3 Mar

The History of Circuit Boards

Printed circuit boards, which are also known as the printed wiring cards or printed wiring boards, physically connect two or more electronic components together. These are parts of an electronic device which create a circuit in order for the electronic device to work. Printed circuit boards are usually found in computers, like the mother board for an example. They can also be found in other electronic devices such as a mobile phone, a television, a calculator, an electronic wristwatch, a tablet or just simply any device which runs using electricity.

When Did It Start?

The printed circuit boards started as early as the year 1900s. In 1925, Charles Duncan, created an electronic pattern directly printed onto an insulated board. This was improved after the Second World War, by the year 1943, when Paul Eisler was able to build a fully functional printed circuit board.
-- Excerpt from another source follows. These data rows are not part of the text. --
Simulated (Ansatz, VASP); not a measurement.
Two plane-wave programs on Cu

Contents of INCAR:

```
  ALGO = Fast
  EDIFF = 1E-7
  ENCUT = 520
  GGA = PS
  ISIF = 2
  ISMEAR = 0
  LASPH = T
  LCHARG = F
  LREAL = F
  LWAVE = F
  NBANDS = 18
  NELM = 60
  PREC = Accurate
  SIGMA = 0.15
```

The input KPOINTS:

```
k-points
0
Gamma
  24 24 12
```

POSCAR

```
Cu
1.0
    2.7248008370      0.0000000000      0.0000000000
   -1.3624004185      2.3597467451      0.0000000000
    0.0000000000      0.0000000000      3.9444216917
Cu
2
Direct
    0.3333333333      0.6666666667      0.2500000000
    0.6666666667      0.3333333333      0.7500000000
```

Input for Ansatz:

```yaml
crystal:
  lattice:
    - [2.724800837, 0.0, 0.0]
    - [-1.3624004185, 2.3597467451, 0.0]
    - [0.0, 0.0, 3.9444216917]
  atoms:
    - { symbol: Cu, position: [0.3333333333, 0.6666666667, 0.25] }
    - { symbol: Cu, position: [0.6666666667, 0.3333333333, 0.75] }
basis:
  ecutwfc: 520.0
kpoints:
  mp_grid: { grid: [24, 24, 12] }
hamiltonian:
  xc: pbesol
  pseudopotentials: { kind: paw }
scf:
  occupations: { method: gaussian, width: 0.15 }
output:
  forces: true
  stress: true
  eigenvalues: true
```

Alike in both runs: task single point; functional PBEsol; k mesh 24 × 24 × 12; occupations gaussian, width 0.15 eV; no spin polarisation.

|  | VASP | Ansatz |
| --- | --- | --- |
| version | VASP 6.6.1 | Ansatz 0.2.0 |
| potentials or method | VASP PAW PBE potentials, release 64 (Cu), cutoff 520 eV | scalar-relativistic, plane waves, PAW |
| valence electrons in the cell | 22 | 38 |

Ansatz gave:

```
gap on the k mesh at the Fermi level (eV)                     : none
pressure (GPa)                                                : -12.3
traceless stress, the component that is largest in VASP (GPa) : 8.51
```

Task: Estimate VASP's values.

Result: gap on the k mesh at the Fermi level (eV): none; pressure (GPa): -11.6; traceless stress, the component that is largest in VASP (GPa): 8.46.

PCB-FabricationBefore printed circuit boards were developed, the point-to-point construction was used first. People used wires to connect each electronic device together. However, devices which were made to work using this method were usually big and bulky in size and users are usually experiencing device breakdown. Once the device breakdowns, repair is needed and this repair usually requires replacement of the wires or the connecting sockets of the circuit board. During these times, the wires are usually weak and upon insulating electricity, these wires wear down, which causes the device to short circuit.

By the year 1920s, most radios and gramophones took advantage of circuit boards. To prevent the devices from experiencing short circuit, woods were used to fit the device to rivet the circuit board.

The printed circuit boards were highly regarded and highly improved during the years 1950s to 1960s. Some patents were made in order to give enhancement in the design and efficiency of the circuit boards. At first, the circuits were printed on one side of the circuit board. Eventually, multilayered circuit boards were invented, wherein a lot of circuits can be directly printed onto one circuit board.

How Does It Work?

Most circuit boards are made of conductive material, usually copper. A thin foil of copper is etched onto the board. All lines and connections of the circuit board are designed to reach and connect with the electronic component properly to prevent any possible issues. These patterns are done on both sides of the board. However, to create cheaper ones, the pattern is printed on one side only, particularly at the bottom.

A printed circuit board have a hole where you can place any electronic component wiring by inserting it through the hole and then soldering it to keep it in place, either by hand or through the use of a soldering machine. The hole, where the electronic component is placed, has a copper ring (also known as the annular ring). For some printed circuit board, you need to connect two or more boards in order to make it work. There will also be some times when the circuit board needs to be cut in places (either by v-score or mouse bite cut, both cuts are partial cuts on the board) so they can easily fit in place.

In order to protect the copper paths which makes the circuit, the circuit board will be placed with a soldermask. The soldermask gives the circuit board the common green color. It protects the circuit and prevents any solder jumper to break apart the circuit. Some components in the circuit board are not put in by holes. Some components have slots for parts which are not round in shape.

Lastly, a silk screen is used to provide a label for each electronic component. This is to ensure that anyone who will be looking at the circuit board will be able to recognize the parts easily.